Holiday reading

Over at Memex 1.1 the redoubtable John Naughton talks about his holiday reading, and makes me feel guilty that most of mine has been <=140 characters… I did finish Will Self’s Umbrella recently, and am half-heartedly starting up with Iain M Banks new Culture novel, The Hydrogen Sonata, but John has gone for some serious stimulation:

One of the really nice things about Christmas is that the phone stops ringing and the tide of work-related email recedes, leaving time for reading. Here’s what’s I’m into just now:

Artemis Cooper’s biography of Patrick Leigh Fermor. Like many people I’ve been fascinated by Fermor ever since reading his two great travel books — A Time of Gifts and Between the Woods and the Water. I’ve long been curious to know what the rest of his life was like. Now I’m finding out.

Sebastian Seung’s Connectome: How the Brain’s Wiring Makes Us Who We Are.

Larry Lessig’s new book, Republic, Lost: How Money Corrupts Congress – and a Plan to Stop It.

Age of Fracture,a terrific work of intellectual history and the first really convincing account I’ve come across of how and why the post-war liberal consensus ran out of steam and was replaced by the neo-con nonsense that has got us into our current mess.

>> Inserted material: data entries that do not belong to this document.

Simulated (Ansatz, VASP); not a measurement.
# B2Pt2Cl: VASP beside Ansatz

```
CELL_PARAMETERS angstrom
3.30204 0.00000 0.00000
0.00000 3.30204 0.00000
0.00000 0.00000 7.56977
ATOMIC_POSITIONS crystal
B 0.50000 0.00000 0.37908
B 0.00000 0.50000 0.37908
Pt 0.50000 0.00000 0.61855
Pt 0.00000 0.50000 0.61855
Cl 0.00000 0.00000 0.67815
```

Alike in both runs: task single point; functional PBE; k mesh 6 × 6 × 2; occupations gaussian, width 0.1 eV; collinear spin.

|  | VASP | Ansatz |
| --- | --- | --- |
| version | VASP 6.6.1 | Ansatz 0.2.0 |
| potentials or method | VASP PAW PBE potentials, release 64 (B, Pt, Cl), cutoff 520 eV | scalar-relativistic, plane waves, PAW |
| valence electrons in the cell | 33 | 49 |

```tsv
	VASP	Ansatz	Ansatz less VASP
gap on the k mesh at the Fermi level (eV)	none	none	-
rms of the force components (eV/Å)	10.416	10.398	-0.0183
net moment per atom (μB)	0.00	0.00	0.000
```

 I need to read Larry’s new book, of course, and while the term ‘Connectome’ just irritates me, it covers an area that I want to write about myself. And just last weekend Katie’s mum was raving about the Fermor biography, so I should add it to the list.

SchroderBut just last week my good friends at Faber sent me Country Girl, Edna O’Brien’s fabulous autobiography, and I have an early copy of Schroder, Amity Gaige’s new novel, which Stephen Page thinks I will enjoy – and  I have learned to trust his judgement over everyone else’s when it comes to such matters.

I suspect this means that my tax return will end up being done on Jan 31 again.